On November 4, 2013 the Library of Congress welcomed bestselling adult and children’s author James Patterson as the first Champion of the Young Readers Center. The five-year-old Center is the only reading room in the Library of Congress with an “Open to the Public” sign in front of its door. (Others require a reader’s card and require that researchers be 16 or older.) In his keynote speech as part of the 2013 Library of Congress Literacy Awards, Patterson said, “I’m here today to help save some lives. The lives of children all across our country.” He encouraged the audience in the Coolidge Auditorium of the library’s Thomas Jefferson building to become reading missionaries. “Better readers become better thinkers. If kids are not good readers then their chances of getting through high school are slim to none.”
Patterson outlined some of his hopes for his new role, which is still evolving. “In the Library of Congress, in this wonderful building with this much firepower behind it, we should really be able to make something happen in the lives of children and families.” Patterson believes that one key step toward improved literacy is for parents, grandparents, and other guardians to see encouraging reading as an integral part of their job, as important as getting kids to the dinner table. As part of his outreach to independent booksellers, Patterson created a bumper sticker that says “We Read in Our House.” He encourages every family to adopt that philosophy. “Parents would never knowingly give their children a handicap,” he said. “But not encouraging them to read does just that.”
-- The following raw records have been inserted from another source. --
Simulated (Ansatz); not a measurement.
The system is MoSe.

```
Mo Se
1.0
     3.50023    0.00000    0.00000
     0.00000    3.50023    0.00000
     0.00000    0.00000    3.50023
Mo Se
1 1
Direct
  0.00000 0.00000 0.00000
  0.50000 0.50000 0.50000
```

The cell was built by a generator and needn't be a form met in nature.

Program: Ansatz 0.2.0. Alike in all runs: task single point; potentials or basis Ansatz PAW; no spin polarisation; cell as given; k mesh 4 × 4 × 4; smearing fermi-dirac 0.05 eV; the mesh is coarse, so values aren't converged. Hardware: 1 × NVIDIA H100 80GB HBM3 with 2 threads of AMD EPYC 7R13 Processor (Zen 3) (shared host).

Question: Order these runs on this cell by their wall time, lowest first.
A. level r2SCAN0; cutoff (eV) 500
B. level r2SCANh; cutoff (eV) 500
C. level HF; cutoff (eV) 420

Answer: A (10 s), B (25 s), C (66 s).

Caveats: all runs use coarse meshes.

And he thinks an essential challenge is getting the right books to children. “Growing competent readers can only happen with the right stimuli. We need to pay attention to what [kids] want to read. It’s important not to turn them off.” In his own work he focuses on storytelling and humor. “I love the idea of reaching kids with humor,” he said. “There should be more humor in life, and certainly in books.”
Patterson came to the Library of Congress after a visit to Stuart Hobson Middle School in Washington, D.C., where Mayor Vincent Gray and Councilman Jack Evans named November 4th James Patterson Day. Gray and Evans thanked Patterson for making a donation of his books to every public middle school in D.C., a gift of more than 4,000 titles. Patterson cited Hobson as a success story in education, and recounted how some of the students he met told him his books made them like to read. “Too many kids never find a book they like. We need to reach kids and give them books they will gobble up. It takes one good book to create a lifelong reader.”
The mission of the Young Readers Center – to connect readers with the best children’s literature – is in step with Patterson’s beliefs: “I want to do more. Children have a right to libraries in schools and a right to access to books that will interest them,” he said. In his new role at the Young Readers Center, Patterson said, “I want to expand on what’s been working in the past and make it better.”